(1.) THIS is a revision petition under Section 333 of the UPZA and LR Act (hereinafter referred to the Act), preferred against the judgment and order, dated 21-1-1994, passed by the learned Additional Commissioner, Jhansi Division, Jhansi, in revision Petition No. 206/300 of 1991-92/Banda, dismissing the same and confirming the judgment and order, dated 19-8-1992, passed by the learned trial Court in proceedings under Section 198(4) of the Act.
(2.) BRIEFLY stated, the facts giving rise to the instant revision petition are that on the application of Shiv Nathi, proceedings under Section 198(4) of the Act were initiated against the present revisionist etc., for cancellation of the lease, granted in their favour, on the ground of irregular allotment, during the pendency of which an application was moved on behalf of the revisionist on 12-2-1992 with the prayer to decide the preliminary issues first, in respect of the point of res-judicata and the proceedings, being barred by limitation. Objections were filed by the complainant on 25-5-1992, praying for the rejection of the aforesaid application. The learned trial Court, vide its order, dated 10-8-1992, rejected the application, in question, and ordered the case to proceed further, against which a revision petition was preferred by the revisionist before the learned Additional Commissioner, who has dismissed the same vide his judgment and order, dated 21-1-1994 and therefore, it is against these orders that the instant revision petition has been filed by her before the Board.
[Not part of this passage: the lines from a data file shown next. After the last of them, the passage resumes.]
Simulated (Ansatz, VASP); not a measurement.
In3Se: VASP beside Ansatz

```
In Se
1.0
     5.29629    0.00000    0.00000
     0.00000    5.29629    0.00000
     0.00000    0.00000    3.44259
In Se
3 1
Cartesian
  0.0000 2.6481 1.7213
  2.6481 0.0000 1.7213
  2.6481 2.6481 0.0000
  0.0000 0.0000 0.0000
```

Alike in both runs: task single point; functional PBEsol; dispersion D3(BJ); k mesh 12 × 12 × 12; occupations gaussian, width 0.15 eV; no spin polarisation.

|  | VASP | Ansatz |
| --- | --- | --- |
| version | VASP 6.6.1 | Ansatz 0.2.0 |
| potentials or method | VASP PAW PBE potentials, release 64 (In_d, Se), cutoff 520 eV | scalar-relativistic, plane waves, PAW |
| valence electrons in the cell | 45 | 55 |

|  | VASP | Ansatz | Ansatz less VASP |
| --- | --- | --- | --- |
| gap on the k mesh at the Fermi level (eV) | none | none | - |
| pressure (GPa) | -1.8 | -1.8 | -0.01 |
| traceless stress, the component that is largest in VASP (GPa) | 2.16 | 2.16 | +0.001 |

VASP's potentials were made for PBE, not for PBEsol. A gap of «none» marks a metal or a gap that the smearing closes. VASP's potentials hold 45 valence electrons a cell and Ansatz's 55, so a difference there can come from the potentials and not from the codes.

(3.) I have closely and carefully considered the arguments, advanced before me by the learned Counsel for the revisionist and have also scanned the record on file. A bare perusal of the record on file clearly reveals that both the learned Courts below, have rejected the application, dated 12-2-1992, moved on behalf of the revisionist on the ground that the principle of res-judicata and the point of limitation do not bar the instant proceedings. As a matter of fact, the legality and veracity of the lease, in question, have never been adjudicated upon earlier. What was, in fact, done is that since the land comes under Section 132 of the Act, amendment was ordered to be made accordingly. So far as the point of limitation is concerned, although the complaint was made in the year 1991, but after enquiry, if the collector, concerned is satisfied to proceed with the case, it would always be deemed that he has tken the action suo-moto, and in such a case, the complaint is nothing but a source of information to him and therefore, the question of limitation does not arise at all. Both the learned Courts below have dealt with the matter, in question, through and through, in correct perspective of law and were perfectly, justified in rendering the impugned orders. Moreover, the final decision in the matter, in question is yet to be given and the revisionist has nothing to worry about or to feel aggrieved or prejudiced, as she will certainly have ample opportunity to have her say before the learned trial Court, if she so desires and therefore, the contentions of the learned Counsel for the revisionist who has miserably failed to substantiate his claim, are rather untenable for the same reason. The case laws, cited by him, are also of no help to the revisionist for the simple reason that the facts of the instant case are rather quite different from those of the reported case and therefore, I am of the considered opinion that no error of law, fact or jurisdiction has been committed by the learned Courts, below and as such, this revision petition, having no force, very richly deserves dismissal outright. Needless to say, since this is one of the oldest pending cases, the learned trial Court is, at least, expected to dispose of the same expeditiously, on merits.